For five months they wrote to each other. There was no rushing. No declarations. No blind leaping. Just a slow, intentional, deepening recognition. And somewhere in those five months, without either of them saying the words out loud, they both knew. They had found Jenny and Ted.


Not falling. Recognizing.


The Breadcrumbs That Proved It


There’s a difference between a coincidence and a confirmation. Coincidences happen. Confirmations mean something. They arrive at exactly the right moment, in exactly the right way, and they cause something in you to go quiet and still — because you know, without being able to explain why, that you’re being shown something.


It was Kim’s birthday and Roger had hidden a box of gifts for her in a park between where they each lived — a gesture of such tender, thoughtful creativity that it said everything about who he was. That evening they spoke by phone. Kim mentioned she’d just finished the last of her very favorite tequila on a Zoom birthday dinner with a friend.


Roger paused. “What a coincidence,” he said. “I got you a new bottle for your birthday — knowing you like tequila — but it was too big to hide. I was going to save it for when we meet.”


He sent her a photo. She sent him a photo of her empty bottle.


It was the exact same bottle. A very unique bottle. Not a matter of preference for him — Roger doesn’t even know tequila. He had simply been guided to it. When he saw the bottle on the shelf, there was a quiet yet powerful knowing—this is the one.
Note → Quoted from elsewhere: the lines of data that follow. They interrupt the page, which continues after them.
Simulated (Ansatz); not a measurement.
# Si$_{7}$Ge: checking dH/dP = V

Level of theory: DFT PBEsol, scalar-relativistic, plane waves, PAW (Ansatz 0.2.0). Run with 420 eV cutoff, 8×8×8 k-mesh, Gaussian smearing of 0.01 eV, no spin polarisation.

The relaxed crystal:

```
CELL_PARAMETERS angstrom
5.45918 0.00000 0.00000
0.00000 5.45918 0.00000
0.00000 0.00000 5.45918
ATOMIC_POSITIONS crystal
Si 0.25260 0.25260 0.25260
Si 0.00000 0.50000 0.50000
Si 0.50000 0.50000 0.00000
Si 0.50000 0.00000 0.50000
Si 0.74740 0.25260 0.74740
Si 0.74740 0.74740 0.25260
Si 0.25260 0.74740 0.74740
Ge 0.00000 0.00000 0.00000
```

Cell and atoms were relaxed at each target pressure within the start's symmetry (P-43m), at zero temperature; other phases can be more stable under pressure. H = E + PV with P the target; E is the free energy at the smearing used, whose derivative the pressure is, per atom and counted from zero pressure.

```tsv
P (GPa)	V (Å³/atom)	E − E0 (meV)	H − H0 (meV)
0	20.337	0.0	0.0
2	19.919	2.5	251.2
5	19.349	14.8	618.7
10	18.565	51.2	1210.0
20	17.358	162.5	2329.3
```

But the universe wasn’t finished.


Later in the conversation, Kim played a birthday message for Roger — her friend Matt singing a wonderfully silly version of Happy Birthday. Roger listened, then asked quietly: “Is that Matt Kahn?”


“Yes!” Kim said. “How did you know?”


He recognized Matt’s voice from some YouTube videos he’d watched. “I’m actually reading his book right now,” Roger said. “All for Love.”


“Do you have it near you?” Kim asked. He did. It was literally on the table next to him. “Turn it over,” she said, “and look carefully at the back.”


There on the back cover was a photograph of Matt Kahn. And beneath it, the photo credit:


Photo by Kim Bajorek.


Consider what this means. In the weeks before they met, Roger would sit on his patio and write to Kim — the woman he was pursuing, getting to know, feeling drawn toward. There on the table beside him, as he wrote those letters, sat Matt Kahn’s book — with Kim’s name on the back cover. He was literally in her presence before he ever knew her.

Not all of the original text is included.